Page 2 of 4
Posted: Fri Oct 19, 2007 3:34 pm
by pdwyer
Revisiting this, it looks like a bug!
This is not consistant
Code: Select all
OpenFile(0,"F:\Programming\PureBasicCode\SQLite\uni kanji.txt") ; contains the unicode of "漢字" ("Kanji")
Text.s = ReadString(0,#PB_Unicode)
Char1 = Asc(Mid(text,1,1))
Char2 = Asc(Mid(text,2,1))
MessageRequester("", text) ; Displays "漢字" okay
MessageRequester("", Str(char1) + " " + Str(char2)) ; Displays "65279 28450" okay
MessageRequester("", Chr(char1)) ; Displays nothing
MessageRequester("", Chr(char2)) ; Displays "漢" okay
MessageRequester("", Chr(char1) + Chr(char2)) ; Displays only "漢"
If you change the top text to be
Code: Select all
Text = "AB" ;Two characters but english
then everything works as expected
Posted: Fri Oct 19, 2007 3:49 pm
by KingNips
pdwyer wrote:Revisiting this, it looks like a bug!
This is not consistant
Code: Select all
OpenFile(0,"F:\Programming\PureBasicCode\SQLite\uni kanji.txt") ; contains the unicode of "漢字" ("Kanji")
Text.s = ReadString(0,#PB_Unicode)
Char1 = Asc(Mid(text,1,1))
Char2 = Asc(Mid(text,2,1))
MessageRequester("", text) ; Displays "漢字" okay
MessageRequester("", Str(char1) + " " + Str(char2)) ; Displays "65279 28450" okay
MessageRequester("", Chr(char1)) ; Displays nothing
MessageRequester("", Chr(char2)) ; Displays "漢" okay
MessageRequester("", Chr(char1) + Chr(char2)) ; Displays only "漢"
If you change the top text to be
Code: Select all
Text = "AB" ;Two characters but english
then everything works as expected
Maybe there's a null character in front of the original string? Looks like your missing the Vanilla Ice standing on one leg character (字).
Posted: Fri Oct 19, 2007 3:52 pm
by pdwyer
ARRRRHHH
Its that damn byte order mark!
Forgot about that grrrrr
Posted: Fri Oct 19, 2007 3:53 pm
by KingNips
pdwyer wrote:ARRRRHHH
Its that damn byte order mark!
Forgot about that grrrrr
Textbook.
Posted: Fri Oct 19, 2007 3:56 pm
by Mistrel
It's not a bug. I had the exact same problem today. :roll:
http://www.purebasic.fr/english/viewtopic.php?t=29216
Posted: Fri Oct 19, 2007 3:58 pm
by pdwyer
"Magic!"
What's with this then?
Code: Select all
MessageRequester("", Chr($6F22)) ;No Good
MessageRequester("", Chr(28450)) ;No Good
MessageRequester("", Chr(Int(28450))) ;OK
;all same in debugger
Debug 28450
Debug $6F22
Debug Int(28450)
Does chr() have some type limitations for the int?
Posted: Fri Oct 19, 2007 4:14 pm
by KingNips
pdwyer wrote:"Magic!"
What's with this then?
Code: Select all
MessageRequester("", Chr($6F22)) ;No Good
MessageRequester("", Chr(28450)) ;No Good
MessageRequester("", Chr(Int(28450))) ;OK
;all same in debugger
Debug 28450
Debug $6F22
Debug Int(28450)
Does chr() have some type limitations for the int?
Looks like it isn't casting to an int on the fly. It needs an actual int, not a string or whatever.
Ah BASIC. Everything's a string... except when its not.
Posted: Fri Oct 19, 2007 4:24 pm
by pdwyer
Things have changed just a tad since Qbasic dood, Perhaps you spent too long with Pick basic.
Actually, if you aren't explicit "everything's a long". But in this case perhaps "Everything's a bug"

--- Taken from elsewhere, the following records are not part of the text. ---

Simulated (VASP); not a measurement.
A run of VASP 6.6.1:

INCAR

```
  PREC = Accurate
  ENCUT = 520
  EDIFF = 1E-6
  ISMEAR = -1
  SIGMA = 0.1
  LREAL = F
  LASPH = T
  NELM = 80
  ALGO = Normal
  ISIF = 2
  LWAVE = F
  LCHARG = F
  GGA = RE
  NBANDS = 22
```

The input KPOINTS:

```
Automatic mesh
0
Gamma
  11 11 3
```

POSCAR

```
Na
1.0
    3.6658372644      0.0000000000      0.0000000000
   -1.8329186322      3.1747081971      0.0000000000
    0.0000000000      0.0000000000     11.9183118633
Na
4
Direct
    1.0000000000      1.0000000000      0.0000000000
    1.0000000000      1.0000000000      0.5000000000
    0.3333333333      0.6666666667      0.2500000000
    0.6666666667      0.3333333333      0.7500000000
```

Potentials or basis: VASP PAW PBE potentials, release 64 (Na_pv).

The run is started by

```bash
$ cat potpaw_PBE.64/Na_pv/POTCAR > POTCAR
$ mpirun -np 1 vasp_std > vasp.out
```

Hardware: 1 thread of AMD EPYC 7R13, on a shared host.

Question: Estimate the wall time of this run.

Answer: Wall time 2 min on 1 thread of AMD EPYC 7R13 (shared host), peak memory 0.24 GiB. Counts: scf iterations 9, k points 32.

Posted: Fri Oct 19, 2007 4:28 pm
by KingNips
I'm writing my own AAC codec for WMP.
My head just exploded...
Posted: Fri Oct 19, 2007 4:31 pm
by KingNips
pdwyer wrote: Perhaps you spent too long with Pick basic.
ooooo yeah. <shudder>
Posted: Fri Oct 19, 2007 4:54 pm
by pdwyer
KingNips wrote:I'm writing my own AAC codec for WMP.
My head just exploded...
In what language? I have this naging suspicion that you're just a tourist here.

Posted: Fri Oct 19, 2007 4:58 pm
by pdwyer
If you're bored you should take a look here
http://projecteuler.net/
<throws down gauntlet>
I haven't been back in a couple of months, but I'm a 13% genius so far.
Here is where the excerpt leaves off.